Share contact information—Default Best Answer
Visualize the next action. Try to be as clear and specific about it as possible. “I want them to email the program director” or “I want them to schedule a visit.” These specific actions can be tracked in analytics as macro or micro conversions to give you feedback on the efficacy of the page. Sometimes you might only have a fuzzy “next action,” something like, “I want them to understand that an this degree can lead to many career options.” Ask yourself, “and then what?” several times to see if you can define a clearer next step.
STEP 2: Write for Scanners
Write for impatient scanners, because that’s who we all are online. So, keep your focus sharp and your prose easy to consume.
- Start with the most important thing.
First paragraph, first sentence. Just say it. Get to the point and stay on it as long as you can. If you feel the need to expound, expand, or add “interest,” do it later. Make your opening clear and to the point. You may not get another chance.
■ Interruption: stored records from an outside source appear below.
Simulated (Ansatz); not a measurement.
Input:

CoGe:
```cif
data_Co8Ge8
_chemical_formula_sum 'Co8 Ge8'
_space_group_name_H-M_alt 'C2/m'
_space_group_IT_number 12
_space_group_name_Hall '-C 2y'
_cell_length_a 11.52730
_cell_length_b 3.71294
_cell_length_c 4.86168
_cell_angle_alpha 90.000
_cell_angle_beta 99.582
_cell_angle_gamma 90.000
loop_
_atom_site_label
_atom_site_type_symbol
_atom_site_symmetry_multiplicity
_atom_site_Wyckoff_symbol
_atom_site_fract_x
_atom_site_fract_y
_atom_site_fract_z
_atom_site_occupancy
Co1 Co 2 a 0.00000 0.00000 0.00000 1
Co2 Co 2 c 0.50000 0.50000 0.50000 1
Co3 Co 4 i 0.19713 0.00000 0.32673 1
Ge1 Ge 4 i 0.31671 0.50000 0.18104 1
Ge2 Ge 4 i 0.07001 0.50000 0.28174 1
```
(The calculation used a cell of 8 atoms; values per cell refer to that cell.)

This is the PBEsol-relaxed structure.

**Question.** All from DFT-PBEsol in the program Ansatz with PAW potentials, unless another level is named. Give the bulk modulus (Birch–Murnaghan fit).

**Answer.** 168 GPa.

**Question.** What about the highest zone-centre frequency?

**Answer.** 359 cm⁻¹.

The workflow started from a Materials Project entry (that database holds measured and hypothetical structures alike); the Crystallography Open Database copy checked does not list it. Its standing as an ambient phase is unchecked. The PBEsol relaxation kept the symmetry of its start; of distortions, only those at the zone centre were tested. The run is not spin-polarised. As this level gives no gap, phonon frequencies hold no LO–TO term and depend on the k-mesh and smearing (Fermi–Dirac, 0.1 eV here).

- Make your headlines and subheads count.
Put specific, substantive language into your headlines and subheads. This may boost SEO (search engine optimization), and it certainly helps users. This is a variation of #1 because when we scan a page, we read headlines and subheads first, before any other content. Instead of “Overview,” or even “Careers,” say “Accounting Careers.” This cues the reader to the topic. You can add more substance by summarizing your main point in the head or subhead: “Accounting Leads to Many Careers.” Weight wins.
- Break your copy into small chunks.
Web users don’t like to read long pages, yet we want to read more when we’re considering a complex decision, like education. Work around this paradox by presenting all content in small, digestible chunks—even, or especially, the longer pages:
- One idea per paragraph
- 40 to 50 words max per paragraph
- Use subheads (see point #2) at least every third paragraph
- Lists of three to seven items are highly digestible chunks.
- Show them what to do next.
If you completed Step 1, you know what you want them to do next. Working within your template, make sure this is easily picked up in a scan. Put it in a call-out box, or at least a subhead. Web users need your help.
STEP 3: Write to Be Found
Help your words make friends. It’s called a web for a reason. Make sure your content connects with others. With these three habits, you will move from someone who writes for the web to a bona fide web writer.
- Imagine your audience typing in a search engine.
What do they type? Use those words in your headlines, subheads, and body copy. Better yet, research your audience’s search terms and use those. Hint: Contact Jeff Wald, Webmaster at email@example.com, (404) 447-4512) in the Marketing & Communications office.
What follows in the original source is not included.